Meet Karl. Karl likes swimming, exercise and travel. He enjoys a soda, the odd cigarette and glass of white wine (nothing too fancy, maybe a Pinot Grigio). He likes comfortable sportswear: hoodies and tank tops in faded, not-too-bright colours. He might even like speedcore music. His hair is rabbity brown on his close-cropped dome, while he has a light white down on his ears. A darker brown of hair runs down in a line from his belly button, while a slightly lighter shade nestles in his armpits.
This much we can tell from Wolfgang Tillmans’s Central Nervous System. Following on from years of hang-anywhere, self-reflexive installations that would jump between images of quickly caught instances and concrete colour tests with photographic paper, here Tillmans returns to the body. A body: 30 photographs from 2008 to 2013 of just Karl, his feet, neck, eyes and determined mouth.
A step back from his more sculptural examinations of the mechanisms of photography, the exhibition is pitched as a less conscious return ‘to square one’. A slick conservatism rules the show, with a linear hang and several of the photos smartly framed underneath nonreflective glass. Many make a conscious effort to approach classical portraiture, with the Renaissance profile view in Leonardo (2013), Karl reaching a long index finger up to touch his neck, or the more relaxed, impressionistic sunlight dapples playing on his chest as he lounges in the park in Karl Arles II (2013).
In the closeup of Karl’s eye in Augenlicht (Eyesight, 2013), more than the details of his retina we see the reflection of the world around him: a window with a sunny garden, the kitchen that he’s standing in and the shirtless photographer capturing the scene. The works obviously mirror Tillmans’s affection for the man, whatever the relationship may be, but Karl’s flat Teutonic demeanour also turns him into a sort of generic everyman. We might as well be looking at anybody, making the focus of the exhibition, if we’re being generous, the gaze itself: sustained, close and curious. More than the actual content, it is the doting quietude of the assembled portraits that is touching; these are nonmoments, revelling in just looking at someone while events pass by.

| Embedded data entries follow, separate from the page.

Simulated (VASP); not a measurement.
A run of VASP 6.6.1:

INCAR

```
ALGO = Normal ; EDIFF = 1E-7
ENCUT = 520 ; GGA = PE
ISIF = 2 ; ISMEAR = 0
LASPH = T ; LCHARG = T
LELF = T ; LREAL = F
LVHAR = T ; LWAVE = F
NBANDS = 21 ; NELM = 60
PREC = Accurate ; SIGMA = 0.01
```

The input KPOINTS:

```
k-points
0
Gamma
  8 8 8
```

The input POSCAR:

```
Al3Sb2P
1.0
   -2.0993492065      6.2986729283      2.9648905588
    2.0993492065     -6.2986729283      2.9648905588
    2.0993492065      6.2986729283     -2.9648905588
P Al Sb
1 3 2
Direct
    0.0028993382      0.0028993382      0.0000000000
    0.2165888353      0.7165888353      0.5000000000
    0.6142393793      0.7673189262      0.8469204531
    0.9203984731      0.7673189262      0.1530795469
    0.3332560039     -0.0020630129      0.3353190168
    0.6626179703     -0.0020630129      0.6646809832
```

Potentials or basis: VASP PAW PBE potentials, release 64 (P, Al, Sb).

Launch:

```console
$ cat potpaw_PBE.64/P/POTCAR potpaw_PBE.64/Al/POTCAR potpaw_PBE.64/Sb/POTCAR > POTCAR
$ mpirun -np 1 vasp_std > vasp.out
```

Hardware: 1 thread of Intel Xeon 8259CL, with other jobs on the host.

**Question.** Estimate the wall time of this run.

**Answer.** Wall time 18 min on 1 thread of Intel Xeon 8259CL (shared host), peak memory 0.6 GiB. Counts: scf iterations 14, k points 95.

While on the surface this provides more focus than Tillmans’s usual catchall humanism, there’s a double edge to the earnest intimacy invoked here. Lacking a sense of criticality, these works can be seen in the light of Tillmans’s role over the past few decades in promoting a style of photography (along with Terry Richardson, Juergen Teller and spawn like Ryan McGinley) that’s become the standard in cooler-than-thou ‘lifestyle’ magazines across the world. Looking at his demure downturned eyes as he apparently waits around in the Colombian city streets in a camouflage parka jacket in Karl, Bogotá (2012), you get the creeping feeling of how that same intense gaze can be turned to commodify your nearest and dearest.